I experience some very weird hard lockups when running my OpenCL kernel on GPU. On CPU it runs correctly and gives out the correct results. On GPU sometimes it runs correctly while sometimes it completely hangs the system to a point that it requires a reboot. Strange thing is that this apparently is dependent on the global_work_size and sometimes with a larger global work size, the program does not crash, while with smaller global work size it hangs.
The kernel overall does one read and five writes from/to global memory. The rest consists of arithmetic/bitwise operations on local uint4s (I mean __private ones I believe).
Since there is no SKA for linux and my debugging abilities are limited, I tried commenting out code to find out what exactly causes the problem, however the behavior is rather erratic and global worksize-dependent. Basically the hangs occur once a certain number of bitwise/arithmetics are performed on local variables.

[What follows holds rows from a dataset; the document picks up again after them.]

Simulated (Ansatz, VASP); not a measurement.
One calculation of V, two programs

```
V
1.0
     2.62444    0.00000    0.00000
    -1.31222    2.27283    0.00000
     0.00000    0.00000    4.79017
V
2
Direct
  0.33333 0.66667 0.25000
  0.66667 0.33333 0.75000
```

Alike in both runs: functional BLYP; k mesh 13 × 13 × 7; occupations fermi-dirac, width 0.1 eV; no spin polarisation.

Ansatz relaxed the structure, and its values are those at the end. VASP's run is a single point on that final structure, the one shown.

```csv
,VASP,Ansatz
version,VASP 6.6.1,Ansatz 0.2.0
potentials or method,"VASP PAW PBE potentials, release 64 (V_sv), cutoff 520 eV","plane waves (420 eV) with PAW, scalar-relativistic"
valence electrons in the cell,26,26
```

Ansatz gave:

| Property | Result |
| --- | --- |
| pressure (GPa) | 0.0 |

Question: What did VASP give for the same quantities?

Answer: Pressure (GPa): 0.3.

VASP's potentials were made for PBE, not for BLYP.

My grid is 1-dimensional one and I provide NULL as local_work_size parameter so that OpenCL should choose the most appropriate value depending on the registers pressure and stuff like that. My theory is that for some reason, the OpenCL implementation does not properly calculate the register usage, thus the local work size is not being calculated properly and that leads to hard lockups (?!?).
Anyway, indeed I solved the problem by providing a hardcoded local_work_size value (chosen so that the global_work_size is divisible by that). Of course, performance dropped by about 20-30% due to that, yet that's acceptable to me.
I am using Radeon HD4670 and I am wondering whether this is OpenCL-related issue or hardware one. I will buy a 6870 card in the next 1-2 weeks and will do some testing to see whether this could be reproduced on that hardware as well.
I can post the kernel code, it's just about 100-200 lines, however the host code needed to properly setup all the parameters is much more than that. I can try to write a simplified test case though.